Keep America Beautiful
Like you, I don’t litter.
I pick up after my dogs. I even carry their hermetically sealed goodie bags to my own garbage can because lots of folks lose their minds if they catch a stranger depositing dog droppings in with their refuse.
Don’t ask me how I know. I just do.
And, like many people who run or walk in the resort area, I curse every time I retrieve an empty beer can that was tossed from a car by one of the slobs visiting Virginia Beach. (Do you suppose they launch beer cans at home or is this just something they do for fun on vacation, like going to a fudgery or getting their pictures taken at the Olde Tyme Photo shop?)
Most of us were born after the Keep America Beautiful campaign kicked off in 1953. And many of us still remember the “Crying Indian” public service announcement that was on television in the early 1970s. (One of the most effective ads ever produced, the experts say.)
So we all know that littering is anti-social. But last week in Florida I discovered that my commitment to public cleanliness was a tad superficial.
It was the end of a long day at Disney World and scores of sweaty, exhausted families were waiting for the little electric trams that would deliver us to our cutesy parking sector: Peter Pan.
Blocking one of the lines was a young couple crouched around a stroller. Impatient folks pushed past in annoyance.
Curious, I stepped closer and saw that this was a couple ministering to their daughter who looked to be 4 or 5. She’d just been sick and her mother was using the last of the tissues from her purse to clean the child.
We had a super-sized supply of baby wipes and I offered them to the parents - who turned out to be Japanese.
What happened next surprised me.
Once their daughter was spotless and they’d wiped down her stroller, they began to clean the pavement. I mean really clean it. The husband and wife. On their hands and knees.
By the time the the next tram arrived and the trio boarded, there was not a trace of well, anything, left behind.

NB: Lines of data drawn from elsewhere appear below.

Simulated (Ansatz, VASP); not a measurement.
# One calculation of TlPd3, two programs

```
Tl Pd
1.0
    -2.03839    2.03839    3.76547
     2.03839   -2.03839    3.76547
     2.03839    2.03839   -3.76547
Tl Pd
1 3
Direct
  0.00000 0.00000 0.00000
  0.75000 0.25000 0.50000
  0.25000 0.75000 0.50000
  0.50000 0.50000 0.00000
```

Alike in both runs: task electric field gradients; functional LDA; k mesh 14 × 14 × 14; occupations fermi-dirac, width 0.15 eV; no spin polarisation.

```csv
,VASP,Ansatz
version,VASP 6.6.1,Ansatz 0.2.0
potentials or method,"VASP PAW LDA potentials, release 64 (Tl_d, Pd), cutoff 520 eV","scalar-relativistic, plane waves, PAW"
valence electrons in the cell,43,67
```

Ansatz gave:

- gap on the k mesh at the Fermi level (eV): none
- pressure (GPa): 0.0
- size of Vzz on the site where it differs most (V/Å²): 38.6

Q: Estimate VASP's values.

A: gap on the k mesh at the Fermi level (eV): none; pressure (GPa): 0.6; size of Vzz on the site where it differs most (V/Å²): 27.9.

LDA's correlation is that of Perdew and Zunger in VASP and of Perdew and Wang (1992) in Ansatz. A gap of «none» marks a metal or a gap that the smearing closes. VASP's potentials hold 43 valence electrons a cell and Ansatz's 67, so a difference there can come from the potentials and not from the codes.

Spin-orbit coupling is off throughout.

I’m not sure many Americans would go that far. If I’m being honest, I probably wouldn’t. Sure, I’d make a halfhearted attempt to clean up the mess and perhaps I’d toss a tissue on top of what as left as a warning to others not to tread there. I might look around to summon a member of the vigilant army of Disney cleaners. I would definitely pray for a good rain to speed things along.
But scrub a street? Unlikely.
I couldn’t stop thinking about these visitors. And the ones we get at the beach. I wondered what causes some jerks to toss cans on the roads and others to sanitize the asphalt after a sick kid threw up?
We talked about it the next day and my daughter recalled an NPR piece on Japanese schools. The reporter claimed that most do not employ janitors. At the end of every day, the children are expected to clean their classrooms.
"School is not just for learning from a book," Michael Auslin — a former English teacher in Japan told NPR. "It's about learning how to become a member of society and taking responsibility for oneself."
Hmmm. Maybe day-to-day taking-responsibility-for-oneself is more effective than prime time anti-littering PSAs. Just a thought.
Later that week, as we waited in the boarding area at the Orlando Airport, I opened a stubborn bag of cashews and the nuts flew in every direction. I leaned over and picked up the ones by my seat.
Then I thought about that Japanese couple. They disinfected a dirty STREET. Surely I could chase stray nuts in a carpeted boarding area.
I sighed and crawled around to retrieve every last one. Oh, and a straw. And a napkin.
I did not, however, scrape the gum off the bottom of my seat. Not sure even the crying Indian would do that.